His musical talents bloomed from the fertile ground of despair, and he became one of the most revered artists in the early days of the famed Greenwich Village folk scene. He was described among it as a revered talent, a sort of leading light whom the likes of Bob Dylan and Paul Simon looked up to.
He eventually recorded his only album with Simon as producer in England, but sadly this did little to change his fortunes, even though it was a minor hit. The money and popularity that arrived from the record were poured into a profligate lifestyle of drinking.
And when the money dried up, the habit sustained. So, he had to leave England and return to the States. It was not a happy homecoming. He moved to Woodstock, seeking solitude away from the folks who pried on him in the hope of stealing his songs.

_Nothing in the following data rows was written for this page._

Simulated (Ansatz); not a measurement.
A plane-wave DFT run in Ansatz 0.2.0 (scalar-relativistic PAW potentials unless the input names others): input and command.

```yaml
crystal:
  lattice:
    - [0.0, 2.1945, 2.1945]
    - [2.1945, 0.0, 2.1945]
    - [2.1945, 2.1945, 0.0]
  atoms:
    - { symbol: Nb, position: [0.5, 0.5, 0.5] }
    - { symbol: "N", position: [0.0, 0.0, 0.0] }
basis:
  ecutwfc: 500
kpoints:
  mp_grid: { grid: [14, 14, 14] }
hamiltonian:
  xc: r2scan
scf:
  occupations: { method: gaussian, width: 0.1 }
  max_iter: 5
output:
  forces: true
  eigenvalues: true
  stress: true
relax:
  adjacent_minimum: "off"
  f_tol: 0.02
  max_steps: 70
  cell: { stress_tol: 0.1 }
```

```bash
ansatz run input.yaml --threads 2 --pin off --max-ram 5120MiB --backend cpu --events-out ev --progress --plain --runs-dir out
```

Things briefly settled favourably for him in Woodstock. Frank would marry and have two children, only for his son to pass away in infancy. His marriage failed after that, and the despair proved catastrophic, resulting in the singer being institutionalised. Periodically, he would be released from the institutions. During this time, he always returned to New York in the glim hope of tracking down Paul Simon.
It would seem in these interim periods between bouts of being institutionalised, he was seeking some sort of spiritual and financial resurrection. He saw Simon as the key to this. But ultimately, without any way to contact his estranged one-time producer, he ended up roaming the streets in a state of dereliction and homelessness.
This amble of abjection led him to a city bench. While relaxing under the sun, a group of teenagers with an air rifle fired a shot at him. It struck him in the face, permanently blinding him in one eye and impacting his health once again. He died of pneumonia on the streets of Massachusetts in 1999, a forgotten relic of the once-booming beatnik scene of which he was the authentic King.
Even by folk standards, that is a life with enough culminated hardships to make a thousand hard-luck artists rejoice in their relative good fortune and shun the four cursed chords of the acoustic in favour of disco-pop. So, when Frank sings, “I am a crippled singer,” it captures an eerie resonance. For a moment, it feels as dark as folk gets.
The song, however, is a paradigm for the power of music, because while the tale above might be heartbreaking, it’s because of his beautiful music that it’s being told and remembered. The song, despite the tragedy at its core, brings a sense of comfort. Somewhere within the scarred refrain of ‘Marlene’ – perhaps in the snowflake pastiche – there is a slight lilting hope. This fleeting transcendence defines the comfort of folk and cushions the blow as Frank is lifted from a cursed existence by sharing the burden of his sorrow in song.
As for the school as its heart, barring the annexe that was destroyed by the explosion, the school not only still stands, but is recently reconciling the loss and its impact itself. On March 21st, 2024, after years of campaigning, a new law was passed to mark March 31st as a county-wide day of remembrance.
Like the song before it, this move has turned the tragedy that hung over its halls each March into a more meaningful reconciliation of tragedy. Perhaps an eeriness remains where the commemorative boulder plaque now sits, but a semblance of comfort can be borne from the endeavours of the Union Free School District to ensure that such a tragedy never happens again.